Zeevo CEO talks about audio during Bluetooth Audio Solutions Seminar and predicts explosion of products to come. While users expect for these type of products to arrive, developers are still working hard to make this work.
Scott Macomber, president and CEO of Silicon Valley semiconductor provider Zeevo, Inc., told a Taiwan audience that with the coming "explosion" in wireless digital audio applications, an important, new market was opening up for original device manufacturers (ODMs), particularly those who can turn quickly to meet the coming year-end "high season" with attractive products. However, he cautioned, consumers would demand the same level of quality from wireless audio that they have become accustomed to with their wired "iPods" and other mobility stereo players. In addition, user-convenience features such as transparent shifting from cell phone calls to music on emerging "converged" MP3 cell phones, would be key product differentiators. Macomber was speaking to an audience of developers at the Bluetooth Audio Solutions Seminar, held yesterday at Taipei's Agora Garden Hotel.
"The shift to wireless digital audio is quickly gaining momentum, as consumers are given a cost-competitive alternative to wired headphones, headsets and speakers for their portable communications and entertainment devices," said Macomber. "It will not be long before a single stereo wireless headset will serve a user across a broad range of devices, including his or her cell phone, CD or MP3 player, or personal computer." These users, he said, will not be satisfied with the nasal "wireless" sound that is now indelibly associated with digital cell phones, but will actually expect CD quality audio, equivalent to that available today with wires. Moreover, he maintained, they will insist upon robust, user-friendly behavior in marginal situations, such as when the user walks out of range of the source device. "Do you want a gentle roll-off in volume, or intermittent bursts of audio, as the signal dies?" he challenged.
The difficulty, maintained Macomber, is that achieving high quality audio over Bluetooth -- the prevailing wireless standard for "personal area networks" -- is "not easy." The standard itself is just a starting point. "Special algorithms, as well as considerable art and science in tuning, are required to deliver a complete solution," he said. Additionally, great attention must be paid to achieve long play times on a single battery charge, and to effectively block unwanted interference from other wireless devices, such as 802.11 wireless local area networks. "Digital audio is not just data, and solving these problems for audio is not the same as solving them for data," he advised.
The Bluetooth standard, which addresses the transmission and reception of data at short distances via small, low cost wireless components, has been used effectively for some time for cell phone headsets -- a low-quality audio application, and wireless keyboards and mice -- "pure" data applications. But unlike these early applications, music transmitted in digital form is subject to much more stringent requirements which often referred to as "Quality of Service" (QoS). The human ear is acutely aware of the most minute variations in pitch, for example, and such perceptions demand commensurate precision in the transmission and processing of digital audio data.

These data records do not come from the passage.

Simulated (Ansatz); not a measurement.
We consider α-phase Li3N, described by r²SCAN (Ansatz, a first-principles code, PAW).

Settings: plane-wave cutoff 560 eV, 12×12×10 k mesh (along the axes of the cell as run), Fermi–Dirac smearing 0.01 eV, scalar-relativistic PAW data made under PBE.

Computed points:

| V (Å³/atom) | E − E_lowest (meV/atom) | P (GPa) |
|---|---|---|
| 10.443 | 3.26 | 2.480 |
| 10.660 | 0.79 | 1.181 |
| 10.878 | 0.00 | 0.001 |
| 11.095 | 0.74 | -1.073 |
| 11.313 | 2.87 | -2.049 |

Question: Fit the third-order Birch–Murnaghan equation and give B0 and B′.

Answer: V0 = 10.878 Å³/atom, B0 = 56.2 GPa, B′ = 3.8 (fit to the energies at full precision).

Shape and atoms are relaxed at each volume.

The market for Bluetooth "transceiver" chips -- the tiny transmitter and receiver components installed in Bluetooth-enabled devices and accessories -- is forecast by IDC to increase from approximately 68 million units in 2003 to over 500 million in 2006. Part of this is driven by a rapid penetration of Bluetooth into the cell phone market, predicted to rise from a current 7% to 65% by 2007, and additionally by the general rise of a Bluetooth "ecosystem," particularly in Asia and Europe. But it is new applications that will really drive Bluetooth penetration, maintained Macomber, and high among these will be quality audio. "We will see a big rollout of Bluetooth audio applications this Christmas," he predicted.